School Sign History

Here is a sad story of how the original school zone sign came to be. This article is from a January 1921 issue of Safety Engineering magazine.

Safety Engineering, January 1921

“School, Drive Slow”

How did this effective and widely prevalent traffic sign near schoolhouses originate? Who was the inventor? What led to the invention?

In October, 1914, a little boy in Milwaukee, coming out of school, saw his father waiting for him, in an automobile across the street. His father calling, “Come quick,” he ran across the street as fast as he could. Neither the father nor his little son noticed a heavy truck that was coming along at full speed. Its heavy wheels killed the boy instantly. The father’s grief was beyond description. He was a physician, a specialist for children. The boy was his only child. The unfortunate truck driver tried his best to stop but he was driving at a speed that made stopping impossible. The driver was heart-broken over the accident.

The circumstances of the distressing fatality came to the attention of Miss Emma M. Selle, a friend of little children. The thought came into her mind that signs should be placed near schoolhouses calling attention of drivers to the nearness of the school and commanding them to drive slow and look out for the children. If a sign of that kind had been placed near the school where the little boy was killed, the driver of the truck could have stopped his machine and the child’s life would have been saved.

Miss Selle wrote the pathetic story to a city official, who turned the letter over to the Safety First Committee of Milwaukee, recently organized. There was an 8-mile speed limit ordinance in force in the city and a sign giving that information had been placed near one school in the city. When Miss Selle’s letter came before the City Council, suggesting that the signs, “school, Drive Slow,” be placed in several places near each schoolhouse, money was appropriated for that purpose and the signs were erected.
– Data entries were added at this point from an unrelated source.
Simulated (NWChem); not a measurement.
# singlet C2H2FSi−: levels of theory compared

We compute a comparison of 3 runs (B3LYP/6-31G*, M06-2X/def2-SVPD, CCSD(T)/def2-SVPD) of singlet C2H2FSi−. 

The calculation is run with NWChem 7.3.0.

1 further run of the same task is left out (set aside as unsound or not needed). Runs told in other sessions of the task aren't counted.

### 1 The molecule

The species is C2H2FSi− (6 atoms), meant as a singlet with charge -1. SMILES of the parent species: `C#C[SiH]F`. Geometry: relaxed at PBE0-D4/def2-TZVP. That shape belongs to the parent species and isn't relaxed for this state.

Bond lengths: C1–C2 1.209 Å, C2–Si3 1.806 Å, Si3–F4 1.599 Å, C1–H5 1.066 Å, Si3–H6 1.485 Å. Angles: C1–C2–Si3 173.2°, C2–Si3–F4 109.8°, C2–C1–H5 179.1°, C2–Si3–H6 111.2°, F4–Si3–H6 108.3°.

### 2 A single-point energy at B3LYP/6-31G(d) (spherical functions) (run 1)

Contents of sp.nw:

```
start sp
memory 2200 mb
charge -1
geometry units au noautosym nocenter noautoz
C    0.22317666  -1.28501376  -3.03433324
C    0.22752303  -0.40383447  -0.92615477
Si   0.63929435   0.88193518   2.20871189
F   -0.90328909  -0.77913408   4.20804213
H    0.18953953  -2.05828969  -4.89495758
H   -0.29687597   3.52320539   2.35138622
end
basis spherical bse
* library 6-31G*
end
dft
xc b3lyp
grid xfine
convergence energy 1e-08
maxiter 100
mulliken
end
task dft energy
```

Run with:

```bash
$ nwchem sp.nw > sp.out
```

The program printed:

On December 12, 1916, Miss Selle wrote to President Wilson, asking him to suggest to the governors of the different States, then meeting in New York, that similar signs be placed near all schoolhouses throughout the United States. On December 14, Mr. Tumulty, private secretary to the President, sent an acknowledgement of her letter and said that her suggestion would be brought to the attention of the President. On December 18 Miss Selle received a letter from the office of the Commissioners of the District of Columbia, signed by Mr. D. J. Donovan, secretary, saying that the Commissioners of the District had received her letter to President Wilson, which the President had referred to the Commissioners, and that due consideration would be given to the placing of signs in streets near schoolhouses in order to protect the children.

On December 15, 1916, Miss Selle wrote to Governor Phillips of Wisconsin telling of the accident that had happened. Through the influence of Governor Phillips, the signs, “School, Drive Slow,” were placed near every schoolhouse in the State of Wisconsin—public, parochial and even small country schools.

“school, Drive Slow,” conveys three distinct thoughts:

“School” suggests the near presence of children.

“Drive” arrests the attention of drivers.

“Slow’ is a command which makes every driver involuntarily grip his wheel to slacken his pace.

In some cases, warning signs, made up according to the ideas of city officials, had been placed near schoolhouses. But most of them were complicated, containing many words, and were either not read or not heeded.

Hence, the first real safety sign to protect school children was Miss Selle’s “School, Drive Slow,” which is now being rapidly installed everywhere throughout the United States. Other signs have been developed from the original “Drive Slow” idea, such as “Keep To The Right, Drive Slow,” seen on bridges; and “Danger, Drive Slow,” seen near sharp turns in roads.